In: Operations Management
What is a three level performance based compensation stucture and how does it apply to the 3 levels of administration (managers, vice presidents and CEO's)
3 Level performance based compensation structure is based on the principle of directly linking the compensation paid to an employee, based on the work performed by him or her. There are 3 levels in which the performance gets divided – Level 1, Level 2, Level 3. The incentives as well as hikes and bonuses are based on Level acquired by the employee due to his performance.
Managers must be paid on the principle of performance based compensation structure. This is so because, the differential in compensation will boost the morale of the managers and they will work to enhance their overall performance.
Vice Presidents are usually the SMEs of business and the department, they must be paid good so that the talent is retained with the company itself. So after setting the high base pay for the level of VP, pay for performance attribute can be made applicable where the VP is paid a hike and bonus, as per the targets achieved by him.
The CEO compensation must be performance based to keep it fair and ethical. If the company is not performing well, then the CEO does not deserve to draw higher salaries. This will also improve the answerability of the CEO towards the company’s performance.

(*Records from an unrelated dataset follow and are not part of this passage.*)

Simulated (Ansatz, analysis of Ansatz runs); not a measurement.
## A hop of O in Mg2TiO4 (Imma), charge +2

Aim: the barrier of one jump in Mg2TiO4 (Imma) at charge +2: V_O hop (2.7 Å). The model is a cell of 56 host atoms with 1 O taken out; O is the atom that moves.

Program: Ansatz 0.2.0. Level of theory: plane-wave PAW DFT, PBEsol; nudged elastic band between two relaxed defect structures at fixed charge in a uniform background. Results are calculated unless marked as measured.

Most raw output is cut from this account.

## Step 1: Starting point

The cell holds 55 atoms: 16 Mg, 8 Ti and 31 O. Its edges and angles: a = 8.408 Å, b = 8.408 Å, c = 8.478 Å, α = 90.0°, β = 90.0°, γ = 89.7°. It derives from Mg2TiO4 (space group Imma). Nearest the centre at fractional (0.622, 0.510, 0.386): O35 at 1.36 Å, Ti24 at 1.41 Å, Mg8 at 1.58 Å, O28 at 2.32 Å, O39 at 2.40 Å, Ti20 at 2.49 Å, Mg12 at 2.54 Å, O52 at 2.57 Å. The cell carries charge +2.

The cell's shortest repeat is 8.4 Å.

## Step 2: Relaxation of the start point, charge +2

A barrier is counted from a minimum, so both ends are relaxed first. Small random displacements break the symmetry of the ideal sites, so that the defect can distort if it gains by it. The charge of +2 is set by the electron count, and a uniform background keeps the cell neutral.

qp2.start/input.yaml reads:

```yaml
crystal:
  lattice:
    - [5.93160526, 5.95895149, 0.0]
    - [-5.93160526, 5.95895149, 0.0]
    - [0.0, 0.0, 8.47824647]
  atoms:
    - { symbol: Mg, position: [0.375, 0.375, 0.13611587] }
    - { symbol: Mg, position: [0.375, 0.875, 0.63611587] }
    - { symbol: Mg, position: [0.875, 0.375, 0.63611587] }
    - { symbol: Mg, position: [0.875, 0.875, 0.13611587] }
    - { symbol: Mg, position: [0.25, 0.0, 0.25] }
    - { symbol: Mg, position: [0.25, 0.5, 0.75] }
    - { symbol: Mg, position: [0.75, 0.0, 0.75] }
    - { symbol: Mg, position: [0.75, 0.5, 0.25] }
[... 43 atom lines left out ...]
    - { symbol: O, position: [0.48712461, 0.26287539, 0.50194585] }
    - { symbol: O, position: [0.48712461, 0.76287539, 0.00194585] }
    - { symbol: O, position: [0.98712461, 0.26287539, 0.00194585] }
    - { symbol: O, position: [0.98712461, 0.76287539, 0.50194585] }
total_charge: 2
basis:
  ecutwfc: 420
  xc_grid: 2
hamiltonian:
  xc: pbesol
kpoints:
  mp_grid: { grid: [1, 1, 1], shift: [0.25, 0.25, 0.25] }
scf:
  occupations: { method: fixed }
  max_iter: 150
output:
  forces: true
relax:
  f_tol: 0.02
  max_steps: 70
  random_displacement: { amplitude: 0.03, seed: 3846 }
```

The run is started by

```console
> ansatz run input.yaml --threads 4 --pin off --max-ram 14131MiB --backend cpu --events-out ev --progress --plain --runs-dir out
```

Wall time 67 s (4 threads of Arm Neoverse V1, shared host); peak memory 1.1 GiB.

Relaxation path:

CEO’s compensation must be directly linked to the risks that the company takes, under his leadership. If the risk fares well, then the CEO can have a part in the profits. However, if his decision was not effective and the company went to losses, he must bear the burden of his losses as well. In such case, the compensation cut will be directly related to the company’s performance. Pay for performance must be the golden mantra used in CEO’s compensation ruling.